A large group of tech executives are lining up to push for legislation that makes the borders more permeable for foreigners and future citizens. Facebook’s (NASDAQ:FB) Mark Zuckerberg is among them, believing that the foreign talent in technology fields can improve the country and economy.
Zuckerberg is a co-founder of Fwd.us — read “forward us” — which is the political group pushing for the immigration policy changes. Comprising the group and its financial contributors are chief executive officers from LinkedIn (NYSE:LNKD), Google (NASDAQ:GOOG), Netflix (NASDAQ:NFLX), Yahoo! (NASDAQ:YHOO), Space X and Tesla Motors (NASDAQ:TSLA), Zynga (NASDAQ:ZNGA), as well as some venture capitalists, Dropbox’s Ruchi Sanghvi, and president and founder Joe Green, who also founded Causes.com.
According to Zuckerberg in an op-ed written for Washington Post, the current immigration policy in the U.S. is “a policy unfit for today’s world,” and “today’s economy is very different” from that of the time when the immigration policies were being put into place.
He believes that people are an increasingly important resource, and that the current policies keep intelligent and innovative people out of the country. He asked, “why do we kick out more than 40 percent of math and science graduate students who are not U.S. citizens after educating them?” The belief is that allowing those students to stay and work in the country would lead to improvements in the industries the enter and increases jobs as more entrepreneurs could start businesses in the U.S…

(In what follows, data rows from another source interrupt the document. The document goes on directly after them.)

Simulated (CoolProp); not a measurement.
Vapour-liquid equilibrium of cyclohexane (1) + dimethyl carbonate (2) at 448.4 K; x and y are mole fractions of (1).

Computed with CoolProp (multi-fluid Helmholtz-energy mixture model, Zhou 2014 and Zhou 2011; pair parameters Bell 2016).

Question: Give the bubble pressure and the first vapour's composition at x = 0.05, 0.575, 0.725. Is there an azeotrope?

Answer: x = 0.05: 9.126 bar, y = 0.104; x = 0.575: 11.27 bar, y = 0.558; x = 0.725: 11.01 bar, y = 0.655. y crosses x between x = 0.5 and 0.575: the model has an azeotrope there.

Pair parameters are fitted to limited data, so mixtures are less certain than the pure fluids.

The Senate is expected to come out with a new immigration bill soon, and the group behind Fwd.us is very interested in seeing the legislation allow better pathways to citizenship to “attract the most talented and hardest-working people” from other countries.
Though numerous high-profile companies are involved in the movement, it’s not clear if there could be any direct impacts on them. If successful, there could be industry and economy wide impacts as more immigrants would be allowed to come to the U.S. and start innovative businesses, assuming things go as planned by Zuckerberg and others.